I do love to watch YouTube, though. It's great for kids like me because everybody in the world gets to see my highlights. Derrick Rose, who is going to Memphis, blew up because of it. I'd heard all the hype about him, but I'd never seen him play. Then I saw him on YouTube. That was some ridiculous stuff.
Of course, I don't need to see highlights of myself. I'm me. I'm present all the time.
DONTÉ GREENE, 19, Baltimore
Incoming Syracuse forward
Lesson learned: Control your image.
My MySpace page was private at first, but now it's open to everyone. Some guys feel like they're getting harassed by all the messages, but for the top players in the country, it's become just part of the territory. (By the way, Beasley is lying. He's still got a page. He's just made it private. I know because I'm on his friends list.) I have over 1,500 MySpace friends, a lot of whom are Syracuse fans now. I get dozens of messages every day. Soon, the whole student body will be on my friends list. MySpace also helps me keep in touch with people all over the world and makes new fans for Syracuse. I used to live in Germany and Japan, and a lot of people there found me through my page. Now they can follow me in college.

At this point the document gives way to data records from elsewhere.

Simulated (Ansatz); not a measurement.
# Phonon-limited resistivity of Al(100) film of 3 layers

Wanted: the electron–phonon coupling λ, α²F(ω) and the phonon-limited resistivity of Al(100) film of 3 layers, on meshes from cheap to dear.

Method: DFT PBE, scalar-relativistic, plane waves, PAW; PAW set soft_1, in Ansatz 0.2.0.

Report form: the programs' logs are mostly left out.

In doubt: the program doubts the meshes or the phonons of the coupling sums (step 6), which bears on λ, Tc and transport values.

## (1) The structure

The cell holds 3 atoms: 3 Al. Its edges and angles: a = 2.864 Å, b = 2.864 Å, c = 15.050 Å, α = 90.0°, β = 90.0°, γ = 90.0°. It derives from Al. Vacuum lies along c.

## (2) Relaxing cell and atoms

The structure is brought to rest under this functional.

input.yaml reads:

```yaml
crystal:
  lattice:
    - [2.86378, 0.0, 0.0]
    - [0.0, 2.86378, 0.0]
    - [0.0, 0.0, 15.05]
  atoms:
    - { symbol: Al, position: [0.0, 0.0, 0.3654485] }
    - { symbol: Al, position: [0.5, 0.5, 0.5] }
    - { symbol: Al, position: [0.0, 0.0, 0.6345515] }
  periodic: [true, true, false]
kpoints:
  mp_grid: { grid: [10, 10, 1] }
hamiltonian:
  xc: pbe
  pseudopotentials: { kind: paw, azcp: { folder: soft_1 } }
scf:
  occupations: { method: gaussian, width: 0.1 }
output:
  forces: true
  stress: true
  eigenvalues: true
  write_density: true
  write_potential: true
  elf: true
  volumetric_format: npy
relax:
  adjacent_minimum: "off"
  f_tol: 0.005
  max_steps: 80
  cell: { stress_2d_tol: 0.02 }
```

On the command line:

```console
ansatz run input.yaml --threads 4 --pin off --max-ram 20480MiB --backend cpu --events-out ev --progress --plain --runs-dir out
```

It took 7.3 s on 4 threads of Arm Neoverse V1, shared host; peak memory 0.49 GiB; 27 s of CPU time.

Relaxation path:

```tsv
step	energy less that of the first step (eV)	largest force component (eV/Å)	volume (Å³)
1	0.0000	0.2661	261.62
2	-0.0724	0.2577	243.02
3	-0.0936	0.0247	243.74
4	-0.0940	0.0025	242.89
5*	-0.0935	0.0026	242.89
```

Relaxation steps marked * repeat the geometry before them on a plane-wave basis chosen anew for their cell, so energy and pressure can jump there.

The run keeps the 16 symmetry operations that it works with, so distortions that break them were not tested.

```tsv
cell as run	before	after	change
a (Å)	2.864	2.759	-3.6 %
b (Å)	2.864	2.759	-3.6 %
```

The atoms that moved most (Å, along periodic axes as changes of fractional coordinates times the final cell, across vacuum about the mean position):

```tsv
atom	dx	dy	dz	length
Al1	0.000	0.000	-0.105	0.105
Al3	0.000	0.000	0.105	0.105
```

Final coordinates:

Of course, a guy who puts it all out there like I do is going to cause some controversy. I had a friend design my page because I wanted it to look good. She put up an interview I did with a local TV station. For some reason, people who watched the show felt like things I said about Carmelo Anthony were cocky. They thought I was saying I was superior to him. Truth is, I feel like I can be better than him, but I was really just saying he's my guy, my friend. He went to my high school. But people blew it out of proportion in their posts: "Donté says he's better than Melo, he's this, he's that." So I had to use the page to clear things up. In the end, it actually helped me because it gave me a place to straighten it all out.
I use what I find on the Internet as motivation. There are a lot of haters in Baltimore. When I'm on the court or in the weight room, I think about the people who say I'll never amount to anything, and it makes me work that much harder.
GEORGE HILL, 22, Corona, Calif.
Colorado State wideout
Lesson learned: Fame calls when you least expect it.
I've never been the star of the team. I work hard and I make a lot of good plays, but I'm not the guy on the front page of the paper. So I never imagined everyone would know my name.
It took a freak play in our spring intrasquad game. The call was for me to do a slant-and-up: I go across the field a few steps, the quarterback pump fakes, I take off upfield, he throws and I go after it. But the route ended up being the craziest I've ever run. As I tried to make the catch, I crashed into a 4-year-old boy who had wandered into the end zone. I tried to shield him as we both went into the wall, but the collision looked bad, much worse than it actually was. He had a little cut on his head and he was scared, but he was all right. I figured it would be a normal, get-him-stitched-up-and-it's-over kind of thing.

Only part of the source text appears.